The Chemical Brothers played in 2016 and online music magazine Resident Advisor regularly hosts nights in this candlelit courtyard in the middle of nowhere. It’s laidback, affordable, and never dull.
Elsewhere in Sicily, central Catania is also boisterous, while Taormina thrums with upscale bars. Palermo’s nightlife spans a quirkier spectrum, typified by the multi-concept Kursaal Kalhesa (Foro Umberto I 21): a watering hole, restaurant, bookshop and concert venue in one. Sip some Nero d’Avola in the jessamine-perfumed terrace for optimum enjoyment.
The same three cities are also at the heart of Sicily’s cocktail revolution. For a taste of this type of nightlife in Sicily, try the late-night Morgana (Scesa Morgana 4) in Taormina. Admire the themed decor, which alters every year, then grab a Von Gloeden (gin, agave, lime, cucumber, ginger beer, jasmine) and wiggle your way towards the small dancefloor, or into the prickly-pear-tree-shaded courtyard.

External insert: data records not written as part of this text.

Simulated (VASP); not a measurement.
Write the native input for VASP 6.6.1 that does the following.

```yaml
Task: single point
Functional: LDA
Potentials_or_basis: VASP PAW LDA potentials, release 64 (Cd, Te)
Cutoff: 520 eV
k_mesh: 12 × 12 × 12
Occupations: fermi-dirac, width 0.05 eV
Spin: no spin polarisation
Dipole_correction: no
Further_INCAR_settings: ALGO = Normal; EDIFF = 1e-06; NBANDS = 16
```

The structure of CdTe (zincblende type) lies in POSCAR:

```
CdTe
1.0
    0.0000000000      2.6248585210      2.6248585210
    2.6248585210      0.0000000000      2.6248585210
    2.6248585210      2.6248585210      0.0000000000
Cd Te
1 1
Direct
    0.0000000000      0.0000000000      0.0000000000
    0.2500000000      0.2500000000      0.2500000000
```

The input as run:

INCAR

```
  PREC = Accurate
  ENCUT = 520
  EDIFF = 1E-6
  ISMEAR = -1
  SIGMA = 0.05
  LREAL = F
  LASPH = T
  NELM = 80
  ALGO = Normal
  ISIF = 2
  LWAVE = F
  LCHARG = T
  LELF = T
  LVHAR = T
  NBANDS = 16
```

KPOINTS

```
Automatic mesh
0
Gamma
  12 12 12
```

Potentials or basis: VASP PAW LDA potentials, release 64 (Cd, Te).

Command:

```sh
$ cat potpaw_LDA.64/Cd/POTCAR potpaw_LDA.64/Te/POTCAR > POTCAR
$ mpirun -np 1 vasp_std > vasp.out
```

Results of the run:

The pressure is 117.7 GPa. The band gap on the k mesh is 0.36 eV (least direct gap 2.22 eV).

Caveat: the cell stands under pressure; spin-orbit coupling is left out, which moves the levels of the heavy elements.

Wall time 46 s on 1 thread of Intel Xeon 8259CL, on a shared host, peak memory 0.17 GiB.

Back in Catania, it’s the Mercati Generali owners’ bar Ritz (Via Enrico Adolfo Pantano 54) that is making waves at the moment. Alongside craft beers and pizzas, the extensive cocktail menu divides into Aperitif, Anytime, Dinner, After Dinner and Long Drink & Muddle sections. For local flavour, order an Etna Kir (spumante rosé, cherry liqueur, hazelnut crust).
For entertainment in Palermo, meanwhile, head to Bocum (Via dei Cassari 6) and choose between the ground floor’s wines and charcuterie, and the first-floor mixology bar.
In Sicily’s coastal towns such as Cefalù, Sciacca and Marsala, the best nights out simply involve finding a seaside bar, ordering a glass of the local tipple and watching the sun go down.
Syracuse and Modica also do a good line in convivial establishments, where locals come each night to watch football or sit bare-armed in the lamp-lit squares. We call it entertainment in Sicily; they call it la dolce vita (the sweet life)!